Did Manchester United goalkeeper David de Gea come of age against Real Madrid?

United keeper has been hit and miss this season but his coach tells Ian Herbert the club are confident he has a bright future at Old Trafford

Ian Herbert
Friday 15 February 2013 00:00
Manchester United goalkeeper David  de Gea celebrates at the end of Wednesday’s match at the Bernabeu
Manchester United goalkeeper David de Gea celebrates at the end of Wednesday’s match at the Bernabeu

David de Gea's big disappointment came before his day of reckoning with Real Madrid dawned. The Madrileno had hoped to be asked a good number of questions at Tuesday night's pre-match press conference and so show off, in the depths of the Bernabeu, his English language skills which are gradually advancing. "He was ready to answer some in English," his Manchester United goalkeeping coach Eric Steele revealed. "He works with a very good professor twice a week but he only got two questions, so that was disappointing. When he arrived in England he needed to learn the football terminology first. He's doing very well."

De Gea's display in the 1-1 draw in the Bernabeu on Wednesday night left little doubt that he has the sangfroid required to make his acclimatisation to England more than a linguistic one. No one should pretend that the doubts about him are assuaged because of a performance which confirmed him both as an immeasurably fine stop-shotter – the best Steele says he has worked with – but also as one who generally flounders with a cross or two. With his popstar girlfriend Edurne Garcia Almagro, continuing to live in the warmth of Madrid, Barcelona and Real are monitoring him as much as United will observe the intentions of Victor Valdes, who wont re-sign at the Nou Camp, and Iker Casillas.

But De Gea needed a big display on a big occasion to provide a catalyst for a United career which he seemed to be losing a grip of after his surrender of a high ball at White Hart Lance last month threw away two points with it. You would expect Steele to defend his man, but he said that there is an inner fortitude which football overlooks in the boyish goalkeeper who wears a perennially anxious look.

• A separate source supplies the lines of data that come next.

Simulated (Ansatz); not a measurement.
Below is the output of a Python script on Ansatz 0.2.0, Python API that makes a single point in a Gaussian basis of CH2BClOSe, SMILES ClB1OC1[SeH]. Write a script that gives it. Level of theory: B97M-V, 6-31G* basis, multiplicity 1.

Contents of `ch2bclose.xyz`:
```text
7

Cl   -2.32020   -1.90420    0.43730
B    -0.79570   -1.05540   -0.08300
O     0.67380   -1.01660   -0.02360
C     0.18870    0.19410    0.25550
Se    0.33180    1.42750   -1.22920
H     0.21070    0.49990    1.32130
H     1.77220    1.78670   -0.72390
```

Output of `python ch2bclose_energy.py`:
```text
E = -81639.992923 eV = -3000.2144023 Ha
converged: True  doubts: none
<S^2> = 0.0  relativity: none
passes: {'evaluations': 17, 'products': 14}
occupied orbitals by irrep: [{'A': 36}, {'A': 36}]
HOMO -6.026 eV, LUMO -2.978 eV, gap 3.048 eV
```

"One of the great strengths he has got is a calmness," Steele said. "We teach him that the calmest man of the field has to be the goalkeeper. And the one thing he has got is a fantastic inner strength. Any criticism literally goes off that quiff he has – cresta cabeza ['quiff head'] we call him. He's able to say, 'Right, fine'. If he is hurt he doesn't show it.

"He might have dark moments but I think he keeps them away from the training ground and away from when he is preparing for games. He has got his family close to him. He doesn't read the press. But all the other mediums are there which he knows about. He knew the change was going to be difficult. You bring a boy into the Premier League at 19 it's not easy. But he's 22 and has played in about 170 first-team games now. He's not inexperienced but what he isn't experienced at his dealing with the varied performances you need in the Premier League."

De Gea's distribution is the other secret of his game which is overlooked in the rather unsophisticated way we view goalkeepers in Britain, Steele said. "He is following Edwin [van de Sar] in that respect." Composure and distribution: these are precisely the two qualities that Sir Alex Ferguson spoke about in De Gea when he had first signed him from Atletico Madrid, in the pre-season tour nearly two years ago in which he admitted that letting Petr Cech pass him by had always haunted him. "He's young, he's quick, he has fantastic presence and composure. His use of the ball is outstanding so all of these are things that don't go away," Ferguson said back then, in the United States.

The shot-stopping has become a given, though even that can be undervalued at times. "That's the one," Steele said, when the subject of the keeper's early tipped stop from Madrid's Fabio Coentrao cropped up. "If we go 1-0 down to Real Madrid after five minutes at the Bernabeu, that makes things a lot harder. He saw it very late, one of the boys might have been offside in front of him but he got his finger to it. Some may have had the anticipation, he had the speed of the first-step movement and the great long reach he has and got enough on it. That is how thin the dividing line is with goalkeepers. That's why you can be a hero one minute and zero the next."

The demands from United players that De Gea be given the chance to build on what he delivered in the Bernabeu illustrates the collective will behind him in the squad. Steele stopped short of saying this is a coming-of-age performance for the keeper. But he believes it might be one.

"Trust me, if you've worked with him day by day then you'd see he's very mature for his age and will only get better," Steele said. "Yes, of course he has had to learn. He's still growing physically. He'll get stronger physically and as he does it will help him in his game."

'Heroics needed': Spanish reaction

AS: "Heroics needed at Old Trafford"

"Never write off the red devil on the United crest. Don't ever rule out this legendary team, or the ghosts that breathe life into them.

"There were complaints about the referee, but even those were tempered. The battle will continue at Old Trafford, where Mourinho's team will need to hold onto the crown on their badges and their history, as well as their faith in the counter-attack."

Marca: "It's in the air"

"In what was his most special match since he landed at Real Madrid, Cristiano [Ronaldo] did not take his eye off the ball.

"The Portuguese held himself in the air for several seconds, Michael Jordan-style to level a tie that was threatening to drift away."